It is not advisable to do client surveys over the internet because people hardly ever respond to emailed surveys, rather you can make use of the snail mail. When a new client walks into your office, you can make this part of your paper work.
The client survey you offer your clients should contain peripheral information like hobbies and interests, favorite authors, magazines they read etc. When you have gathered these information, you will then be able to segment your clients. You can have a spreadsheet where you can group clients who have similar interests together.
These information come in very handy when top financial investors want to undertake a client appreciation event. The average financial advisor is likely to invite all his clients to one event where he has a presentation for all of them; but in reality, different clients have different needs and as such one event will not sufficiently cater to all the needs of your customers.

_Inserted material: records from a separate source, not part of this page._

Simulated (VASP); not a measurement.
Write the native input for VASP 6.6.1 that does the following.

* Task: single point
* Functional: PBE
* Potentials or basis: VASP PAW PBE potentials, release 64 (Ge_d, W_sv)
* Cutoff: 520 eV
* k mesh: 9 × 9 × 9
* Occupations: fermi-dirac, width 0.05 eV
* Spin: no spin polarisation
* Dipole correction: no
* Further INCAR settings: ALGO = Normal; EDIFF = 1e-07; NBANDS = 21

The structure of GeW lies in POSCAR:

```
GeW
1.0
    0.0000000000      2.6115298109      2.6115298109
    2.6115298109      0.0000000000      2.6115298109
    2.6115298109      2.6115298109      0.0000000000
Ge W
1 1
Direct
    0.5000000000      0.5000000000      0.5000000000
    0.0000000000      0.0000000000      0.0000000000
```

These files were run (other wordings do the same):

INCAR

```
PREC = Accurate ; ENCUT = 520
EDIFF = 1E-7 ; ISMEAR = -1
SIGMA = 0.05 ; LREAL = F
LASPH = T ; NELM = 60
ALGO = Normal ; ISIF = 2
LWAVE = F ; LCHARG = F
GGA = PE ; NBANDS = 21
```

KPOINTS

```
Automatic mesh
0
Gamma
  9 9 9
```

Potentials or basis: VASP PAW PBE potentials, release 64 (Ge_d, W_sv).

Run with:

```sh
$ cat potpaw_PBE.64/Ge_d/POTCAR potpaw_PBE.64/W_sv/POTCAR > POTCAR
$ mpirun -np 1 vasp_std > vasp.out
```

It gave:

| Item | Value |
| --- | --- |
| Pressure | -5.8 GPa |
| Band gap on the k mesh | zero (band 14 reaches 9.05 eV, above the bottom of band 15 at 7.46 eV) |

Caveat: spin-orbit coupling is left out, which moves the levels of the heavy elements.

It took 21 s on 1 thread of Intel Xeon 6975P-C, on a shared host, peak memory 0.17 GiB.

For instance, you can offer a client appreciation program specifically for only your clients who play golf. You can hold it in a country club where a golf pro can offer them golf lessons. Since just a few of your clients pay golf, a lot of the people you target will come.
Furthermore, information that is gathered during the client survey process can also be beneficial if you want to undertake a client gifting program. The average financial advisor may do next to nothing during a client’s birthday but the top advisors send customized gifts to clients (not to every client, just the A level clients).
Another tip that top financial advisors use when gifting clients is to provide them with gifts that have to be consumed by more than two people. For example, if you intend to gift your clients movie tickets, don’t just give them two but six movie tickets.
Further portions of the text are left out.